While there has been no moderation in the backward-looking inflation reports, our more real-time internal research indicates inflationary pressures are starting to ease. The list includes:
- Cooling off in housing starts as well as new and existing homes sales as mortgage rates have spiked to around 6%.
- Global shipping rates and domestic freight costs have started to decline.
- Retailers are no longer scrambling for inventory to stock the shelves. Instead, many retailers are now holding too much inventory and discounting merchandise to clear the glut.
- Commodity prices have been in sharp retreat since the mid-June highs. The chart below shows the recent pullback in a commodity index which includes precious and industrial metals, agricultural commodities as well as energy.

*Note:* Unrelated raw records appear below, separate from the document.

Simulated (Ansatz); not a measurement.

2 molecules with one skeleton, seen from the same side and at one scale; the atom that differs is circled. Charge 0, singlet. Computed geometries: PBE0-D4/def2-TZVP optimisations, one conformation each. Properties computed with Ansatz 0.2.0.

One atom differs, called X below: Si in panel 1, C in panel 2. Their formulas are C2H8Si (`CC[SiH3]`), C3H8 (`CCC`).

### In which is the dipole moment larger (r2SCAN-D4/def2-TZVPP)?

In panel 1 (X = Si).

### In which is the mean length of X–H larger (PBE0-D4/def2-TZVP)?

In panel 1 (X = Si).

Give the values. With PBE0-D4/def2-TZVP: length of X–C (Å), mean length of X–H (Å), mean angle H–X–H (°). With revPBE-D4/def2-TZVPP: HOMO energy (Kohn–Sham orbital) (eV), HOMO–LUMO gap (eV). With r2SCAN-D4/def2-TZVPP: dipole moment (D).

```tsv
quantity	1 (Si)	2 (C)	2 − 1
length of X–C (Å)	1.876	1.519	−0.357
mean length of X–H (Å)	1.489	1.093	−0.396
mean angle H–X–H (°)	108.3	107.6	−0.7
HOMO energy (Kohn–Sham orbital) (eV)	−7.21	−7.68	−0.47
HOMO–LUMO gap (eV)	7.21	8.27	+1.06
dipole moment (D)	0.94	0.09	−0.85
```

Bloomberg Commodity Index Total Return 07/07/2021 – 07/07/2022
While the debate among economists continues over how long inflation will stay elevated, market-based inflation expectations have declined dramatically since the late-March peak. The chart below shows 5-year breakeven rates, or, in simpler terms, a proxy for the bond market’s expectation for the average inflation rate over the next five years. The markets believe that the Fed will win the fight against inflation.
5-Year Breakeven Inflation Rate 07/06/2021 – 07/06/2022
While we welcome the signs of moderating inflation, we also recognize that a rapidly slowing economy and softer demand have been key contributors to the equation. In fact, our economy may already be in at least a technical recession with a negative GDP print in the first quarter and estimates for another negative reading for the second quarter. While that outcome might not meet everyone’s definition of a recession, it’s close enough to provide some thoughts on a recessionary outcome.
Our banking system is well-capitalized. Consumers have strong and underleveraged balance sheets. And large corporations are well-positioned after significant capital raises in 2020 and years of healthy profits. If we are amid an economic contraction, or it is on the horizon, these factors should help mitigate the severity.
Also, looking back at the past dozen or so post World War II recessions, the median broad market (S&P 500 Index) decline has been 24%. We have already experienced a drawdown in-line with these historical averages. That data point doesn’t tell us that the bottom is in, or stocks couldn’t decline more. But it indicates that a lot of bad news and negative outcomes have been priced in.
We will close with the most important point. The market is forward-looking and tends to bottom well before all the bad economic data and negative headlines go away. A look at the previous six recessions provides a solid illustration of that point. On average, the equity market bottomed almost 4 months before GDP bottomed, stocks were up 19% before GDP bottomed, and up by 31% by the time that the economy started to grow again.
Investors that attempt to “time” the market in order to avoid bouts of volatility often fail to adequately account for the forward-looking nature of markets and end up on the sidelines when markets recover. While not always comfortable, leveraging long investment time horizons and adhering to well-established investment plans have proven to be successful strategies for navigating periods of market volatility. We feel this time will be no different.